IT SHOULD have been no surprise to hear this weekend that a hit on junior bondholders is among the options the Co-operative Bank is considering to fill its newly-uncovered, gaping capital hole. Barclays was warning this could be the case back in mid-May.
What remains shocking is the speed of the Co-operative Bank’s reputational descent. This financial tangle was, until April, picked out as the mutual darling that, in buying 632 Lloyds branches, the so-called Project Verde deal, would create a new challenger brand on the high street, able to inject some much-needed competition across the UK.
It has not proven so simple. Everyone involved must be ruing that the bid from Lord Levene’s NBNK was not taken more seriously.
There was always a significant risk that scaling up the Co-op Bank so fast would prove untenable – had the deal gone through, it would have increased the Co-op’s branches from 300-odd to nearer 1,000 and more than doubled its market share to around seven per cent of UK current accounts. It couldn’t have coped. As I wrote on these pages in July last year: “The flipside of creating more competition is expecting a smaller player to punch above its weight almost overnight.”
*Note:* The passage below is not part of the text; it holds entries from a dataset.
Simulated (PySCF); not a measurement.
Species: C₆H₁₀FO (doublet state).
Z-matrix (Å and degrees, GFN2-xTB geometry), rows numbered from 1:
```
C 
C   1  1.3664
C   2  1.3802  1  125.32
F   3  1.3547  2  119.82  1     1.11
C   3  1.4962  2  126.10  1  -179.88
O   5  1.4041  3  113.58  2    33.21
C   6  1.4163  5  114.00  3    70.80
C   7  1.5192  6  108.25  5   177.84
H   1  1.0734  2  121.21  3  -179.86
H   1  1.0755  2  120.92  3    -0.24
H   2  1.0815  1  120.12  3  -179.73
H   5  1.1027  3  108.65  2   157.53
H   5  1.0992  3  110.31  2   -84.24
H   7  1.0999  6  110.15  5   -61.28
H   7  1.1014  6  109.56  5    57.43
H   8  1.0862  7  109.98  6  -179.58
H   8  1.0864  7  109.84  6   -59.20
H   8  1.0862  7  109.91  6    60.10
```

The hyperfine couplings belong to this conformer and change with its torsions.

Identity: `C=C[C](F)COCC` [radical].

As it turned out, it is as well for all concerned that the deal never completed. That the Co-op Bank had a capital hole shows it was far from ready for primetime.
To believe otherwise was in any case to misunderstand how uncompetitive markets correct. Disruption occurs, as professor Clayton Christensen has shown, not by regulators creating some full-grown Frankenstein’s monster of a competitor from odd parts but at the edges. Under-served, low-margin business gets taken over by hungrier, more adaptable players that then incrementally undermine the business case of established giants.
We need to start thinking this way to improve the financial sector: it means fewer mad scientist schemes involving sewing together questionable raw materials and greater concentration on allowing the marginal players room to thrive. Why weigh them down with a culture of compliance that supports the present giant-sized incumbents?
It is also a mistake to believe that the mutual model offers some magical alternative to the listed, for-profit firm. The coalition has been supporting this wrong-headed view, with its talk of the John Lewis model for public services. Euan Sutherland, chief executive of the Co-operative Group, agrees, even in the midst of the Co-op Bank’s tribulations, telling his shareholders in May with a straight face that “traditional capitalist models are not providing the answers to people today.”
Yet traditional co-operative models are not playing out too well themselves. Mutual members must now grapple with what a bail-in process designed for conventionally-owned, publically-listed banks might mean if it proves necessary in their case. If sharper-elbowed bondholders turned shareholders are suddenly thrust among the Co-operative Bank’s friendly society, the outcome may not prove cordial.